The conference so far has exceeded expectations. As we enter into Day Two, I thought I'd share some of my notes from the first day's sessions. If others have more to add, please comment on this post. (You can still catch today's sessions via live webcast at http://www.beyond-gdp.eu/ )

The day began with a technical workshop. I was setting up our display booth, so I could not attend, but it was summarized as follows: About 120 people examined the utility of the GDP as a measure of progress, and reached these conclusions, as reported by Anders Wijkman, MEP, Environment, Public Health and Food Safety Committee:

  • GDP is an insufficient measure of progress. The group examined the possibilities of using composite measures or integrated measures. They didn't choose one approach over the other, but wanted to ensure that whatever plan they reached allowed for parallel efforts to develop better indicators, and also allowed for specific indicators to address specific problems -- for some problems, the more precise the indicator, the better.
  • How to define well-being differs from country to country. For example, in Rio de Janeiro security may be a critical measure of well-being, while it may not be such an issue in Stockholm. The group would perhaps be better served with several parallel definitions describing a basic set of assets that are indispensable.
  • Efforts to "decouple" economic growth from resource use aren't helpful -- we need efficiency gains (in several orders of magnitude) but resource use and economic gain are tied together.
  • We have lots of data. Economic data is currently produced monthly or quarterly; environmental data may have a 2-year lag time. Certain areas need more or better data. These include ecosystem accounting, ecosystem services, natural capital degradation, interlinkages, and more. Care should be taken to merge the Lisbon strategy, sustainability strategies, and climate action strategies into one strategy. We also need to increase information to consumers to help spark change. We need more information about living conditions at the parcel level, about the trade-off between work and leisure time, and to better understand human capital and investments in education. We also need to understand taxation systems, which are based on increasing revenue growth.
  • Science and education are not optimized. We need better information to the public and to policymakers. It needs to be easily understood, and travel both from the top down and the bottom up.
  • We are in a real hurry. Externalities overwhelm us.

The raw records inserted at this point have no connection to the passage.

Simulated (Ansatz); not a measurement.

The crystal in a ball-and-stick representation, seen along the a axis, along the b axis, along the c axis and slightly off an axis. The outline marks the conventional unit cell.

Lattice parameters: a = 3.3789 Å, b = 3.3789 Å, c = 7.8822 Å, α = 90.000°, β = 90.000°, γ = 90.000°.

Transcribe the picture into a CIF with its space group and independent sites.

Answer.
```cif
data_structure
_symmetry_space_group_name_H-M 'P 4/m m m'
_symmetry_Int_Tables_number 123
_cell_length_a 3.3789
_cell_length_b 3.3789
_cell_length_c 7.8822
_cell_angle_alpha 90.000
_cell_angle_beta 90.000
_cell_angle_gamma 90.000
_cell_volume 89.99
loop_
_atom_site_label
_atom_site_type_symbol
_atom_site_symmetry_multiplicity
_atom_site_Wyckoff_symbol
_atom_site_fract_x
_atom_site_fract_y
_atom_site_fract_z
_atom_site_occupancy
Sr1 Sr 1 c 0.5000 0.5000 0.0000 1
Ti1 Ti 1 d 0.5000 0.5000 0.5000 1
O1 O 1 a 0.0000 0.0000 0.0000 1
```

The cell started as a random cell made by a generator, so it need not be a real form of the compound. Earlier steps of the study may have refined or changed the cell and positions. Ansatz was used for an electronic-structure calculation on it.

The opening session began with remarks from José Manuel Barroso, President of the European Commission. His theme was that global governance needs new data and new analytic tools. GDP alone is insufficient for the policymaking of the 21st century.

Joaquín Almunia, Commissioner for Economic and Monetary Affairs, said that statistics are indispensable. The GDP measure was developed out of the Great Depression in the 1930s and is now the foremost measure of economic activity. Developing something new will be difficult. Because composite indicators require weighted values, they are not seen as objective or transparent. He prefers a system of environmental accounts like the European system of national accounting. The new challenges of this century require a new statistical instrument.

Rui Baleiras, Secretary of State for Regional Development, Portugal, EU Presidency, said we need consensus on sustainable/social welfare concepts in order to develop the tools to measure them. New tools have a double role: (1) to help the decision-making process, and (2) to help government and the people understand the new challenges we face. Progress, in a new paradigm, should include economic prosperity, social cohesion, and environmental sustainability. It is more important to have a picture of the overall forest than the individual trees. It is too difficult to have too many indicators all moving in different directions. We should restrict our efforts here to developing a few, high-level indicators. We need to think of the work as a cycle: (1) define progress, based on research; (2) develop progress measures; (3) produce and present indicators of progress; and then cycle back to (1) continue clarifying our definition of progress based on research with the policy makers.

More on the next post .....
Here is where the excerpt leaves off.